Here’s a recap on the stories I recently covered and issues I’m following:

Ballroom dancing and tai chi classes for seniors can improve fitness, create communities and reduce isolation – factors that can lower the risks of suicide. The suicide rate for Asian American men and women 65 or older is the second highest among all age groups for that demographic, following those between the ages of 15 and 24, according to 2016 data from the Office of Health and Human Services Office of Minority Health.

Asian Pacific Community Counseling is a nonprofit that focuses on mental health services to improve well-being for Sacramento’s AAPI community. Counselors from APCC have been organizing classes for eight years. Here’s my story about the lovely afternoon I spent visiting and speaking with participants in the classes.

Want authentic Asian ingredients delivered? In Sacramento, there’s now an app for that. Weee is an Asian e-grocery store that now delivers to Sacramento, the Bay Area and Seattle. Founder Larry Liu, who was a student in Davis, decided to work on an e-commerce shipping fresh produce, seasoning and prepackaged products from China, Korea, Taiwan, Japan and Hong Kong.

In other news, a mountain skeleton found in the high Sierra Nevada may be Giichi Matsumura, a Japanese American who set out with other men from the internment camp at Manzanar on a trip but got caught in a summer snowstorm, the Associated Press reports. The 46-year-old gardener from Santa Monica was one of 120,000 Japanese Americans who were accused to be a threat to national security and were incarcerated during WWII.

On Capitol Hill, five members of Congress now celebrate the Indian festival of lights with feasts and family gatherings, including Ami Bera and Ro Khanna of California, The New York Times reports. Diwali, which honors the triumph of good over evil, is technically a Hindu festival that has become more of a cultural event.

“It’s a symbolic holiday that unites us as a diaspora,” said Rep. Raja Krishnamoorthi of Illinois.

The NBA-China fight is personal for some Houston Rockets’ Asian American fans, NBC News reports. Other immigrant communities also demonstrated by buying tickets to the Rockets season opener to show support for the team’s general manager, Daryl Morey, who sent a tweet earlier this month in support of Hong Kong.

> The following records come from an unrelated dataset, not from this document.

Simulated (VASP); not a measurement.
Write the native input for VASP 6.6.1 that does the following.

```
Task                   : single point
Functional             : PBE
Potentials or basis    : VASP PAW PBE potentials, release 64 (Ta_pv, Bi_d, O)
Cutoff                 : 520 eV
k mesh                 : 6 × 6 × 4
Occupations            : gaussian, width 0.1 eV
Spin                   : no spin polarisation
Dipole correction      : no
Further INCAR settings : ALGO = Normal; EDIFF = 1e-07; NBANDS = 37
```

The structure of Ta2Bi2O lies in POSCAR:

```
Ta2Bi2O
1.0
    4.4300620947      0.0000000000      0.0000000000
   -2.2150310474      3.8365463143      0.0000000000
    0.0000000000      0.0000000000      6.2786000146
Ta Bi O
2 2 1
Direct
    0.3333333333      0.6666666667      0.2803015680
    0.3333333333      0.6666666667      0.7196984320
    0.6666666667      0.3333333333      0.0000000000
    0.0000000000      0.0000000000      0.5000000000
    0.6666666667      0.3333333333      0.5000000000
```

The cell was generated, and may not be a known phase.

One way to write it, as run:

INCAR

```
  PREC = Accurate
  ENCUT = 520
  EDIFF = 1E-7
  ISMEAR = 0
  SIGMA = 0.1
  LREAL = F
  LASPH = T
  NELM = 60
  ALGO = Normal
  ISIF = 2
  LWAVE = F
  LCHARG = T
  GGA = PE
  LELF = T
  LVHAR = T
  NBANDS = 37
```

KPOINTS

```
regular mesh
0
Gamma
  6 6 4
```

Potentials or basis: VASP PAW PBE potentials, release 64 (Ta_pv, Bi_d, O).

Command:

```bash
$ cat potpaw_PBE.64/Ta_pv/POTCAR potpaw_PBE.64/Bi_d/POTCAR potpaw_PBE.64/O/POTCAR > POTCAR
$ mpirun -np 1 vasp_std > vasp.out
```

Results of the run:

“We appreciate Mr. Morey, who stands for democracy,” Tram Ho told NBC News. “I was born in Vietnam, came here when I was 14 years old with my family, and I know what communism is like. So even though we are not from Hong Kong, we stand with them and for freedom.”

Pacific Islanders from Palau, the Marshall Islands and Federated States of Micronesia must often go to extremes to retrieve key immigration records that are essential to accessing jobs, housing and even driver’s licences, because they are restricted from accessing immigration documents online after five years. Some who are living on the streets in Hawaii have been unable to work because they lost their I-94 documents. The Honolulu Civil Beat provides tips on how to avoid I-94 problems in the story.

Read this very cool story on a very cool Berkeley-based documentary project that tells the stories of California’s “donut kids” – most of them second-generation Cambodian American immigrants helping out at their families’ donut store as they grew up. More than 90 percent of the estimated 3,000 donut shops in California are independently owned, and around 80 percent are owned by Cambodian immigrant families. Follow the volunteer-run “Pink Box Stories” here. If you are curious why donut boxes in Southern California are pink, read the story here.

Du Tu Le, beloved Vietnamese poet who came to the U.S. as a refugee, passed away at his home in Garden Grove on Oct. 7. Le is one of six 20th century Vietnamese poets whose work was chosen for the anthology “World Poetry from Ancient Times to Today,” the L.A. Time’s Ann Do reports. He published 77 volumes of poetry, mirroring his age.

“He was a being who lived intensely, who created intensely, who put his strength and vulnerability into his work, into family and community,” his wife Tuyen Phan said. “Our lives are deeper, more meaningful having spent it with him, in his aura.”

For things to do, the Crystal City Texas Pilgrimage runs from today through Sunday, where participants will visit the Crystal City Internment Camp where 4,000 Japanese Americans and 2,300 prisoners of Japanese ancestry kidnapped from Peru and other Latin American countries were held in exchange for U.S. Citizens held in Japan. More information can be found here.

It is Mochi Madness in December! Mark your calendar for a mochi pounding demonstration and tasting event on Dec. 14 at Buddhist Church of Florin, from 10 a.m. to 1 p.m. Mochi is a sweet rice cake that traditionally symbolizes strength and a prosperous New Year. More information here.

Finally: What do you want to read about on Sacramento or California’s AAPI population or newsletter? What are you curious about? What topics do you want to see more coverage of? Do you have any questions that have been on your mind for a while? Send them to tyu@sacbee.com. That’s what I am here for.

That’s it for this week’s newsletter. Thank you for reading!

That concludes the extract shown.